LinuxQuestions.org
Welcome to the most active Linux Forum on the web.
Home Forums Tutorials Articles Register
Go Back   LinuxQuestions.org > Forums > Linux Forums > Linux - General
User Name
Password
Linux - General This Linux forum is for general Linux questions and discussion.
If it is Linux Related and doesn't seem to fit in any other forum then this is the place.

Notices


Reply
  Search this Thread
Old 01-27-2012, 02:57 AM   #1
saturndude
Member
 
Registered: Mar 2005
Location: across the river from Louisville KY
Distribution: Mandriva 2010.2 (64-bit)
Posts: 57

Rep: Reputation: 15
script help? modifying text files?


I want to do something with a script, and I tried, but it's hard for me. I wonder if you could give me a hand.
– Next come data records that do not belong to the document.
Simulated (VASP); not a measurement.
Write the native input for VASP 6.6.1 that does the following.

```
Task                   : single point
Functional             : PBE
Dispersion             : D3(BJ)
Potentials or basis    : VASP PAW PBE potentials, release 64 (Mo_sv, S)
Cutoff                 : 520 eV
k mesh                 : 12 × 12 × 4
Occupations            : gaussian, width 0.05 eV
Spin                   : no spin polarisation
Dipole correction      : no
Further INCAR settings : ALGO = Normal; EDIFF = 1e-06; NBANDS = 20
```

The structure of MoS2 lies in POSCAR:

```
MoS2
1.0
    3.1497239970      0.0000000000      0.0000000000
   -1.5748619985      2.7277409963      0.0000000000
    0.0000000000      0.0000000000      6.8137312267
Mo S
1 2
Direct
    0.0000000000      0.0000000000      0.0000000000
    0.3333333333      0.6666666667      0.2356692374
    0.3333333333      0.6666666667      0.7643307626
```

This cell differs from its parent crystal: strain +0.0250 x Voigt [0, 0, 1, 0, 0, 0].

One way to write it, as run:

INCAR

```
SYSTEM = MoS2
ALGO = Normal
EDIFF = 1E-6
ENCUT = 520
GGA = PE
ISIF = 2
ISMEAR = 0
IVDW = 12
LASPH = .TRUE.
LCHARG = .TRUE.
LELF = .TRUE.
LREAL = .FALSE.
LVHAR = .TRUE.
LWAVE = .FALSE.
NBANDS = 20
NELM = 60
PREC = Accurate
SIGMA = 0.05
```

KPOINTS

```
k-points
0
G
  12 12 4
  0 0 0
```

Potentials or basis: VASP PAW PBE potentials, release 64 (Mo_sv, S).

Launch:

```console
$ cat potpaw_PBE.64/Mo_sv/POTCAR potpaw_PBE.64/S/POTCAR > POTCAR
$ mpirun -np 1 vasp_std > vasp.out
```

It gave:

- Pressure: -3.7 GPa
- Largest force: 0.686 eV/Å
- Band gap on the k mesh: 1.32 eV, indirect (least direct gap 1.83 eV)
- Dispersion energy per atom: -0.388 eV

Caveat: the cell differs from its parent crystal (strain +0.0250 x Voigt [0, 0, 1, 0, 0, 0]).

I'd like to have a file called "hosts-mods" containing modifications to my hosts file. First, additions, then a section of deletions.

Then when I download a hosts file from MVPS or hosts-file dot net, I will run my script (probably written with awk, it seemed like a good choice when I started this 6 years ago, so I got an O'Reilly book).

The script will go through the hosts-mods file, one line at a time, and act on the main hosts file, taking the correct action (adding to the main hosts file or commenting out a line and optionally moving all the commented out lines to the end of the file).

So the script will alter the main hosts file so it will have the modifications I want.

Looks easy. Sounds easy. But for me, it is unbelievably hard.

Later, I can add fancy stuff like writing "these files were added" to the screen and listing them. Or "these files were commented out" on the screen and then listing them.

Programming manuals introduce many concepts per page to save paper. But this is very confusing and is too fast for me (plus I don't know what structures I want in my program/script and which are useless). It would be nice if they would say "here is a good way of setting up a counter" or "this type of variable is often used for this purpose", but they don't want to limit people (someone might use a piece of code in a new way).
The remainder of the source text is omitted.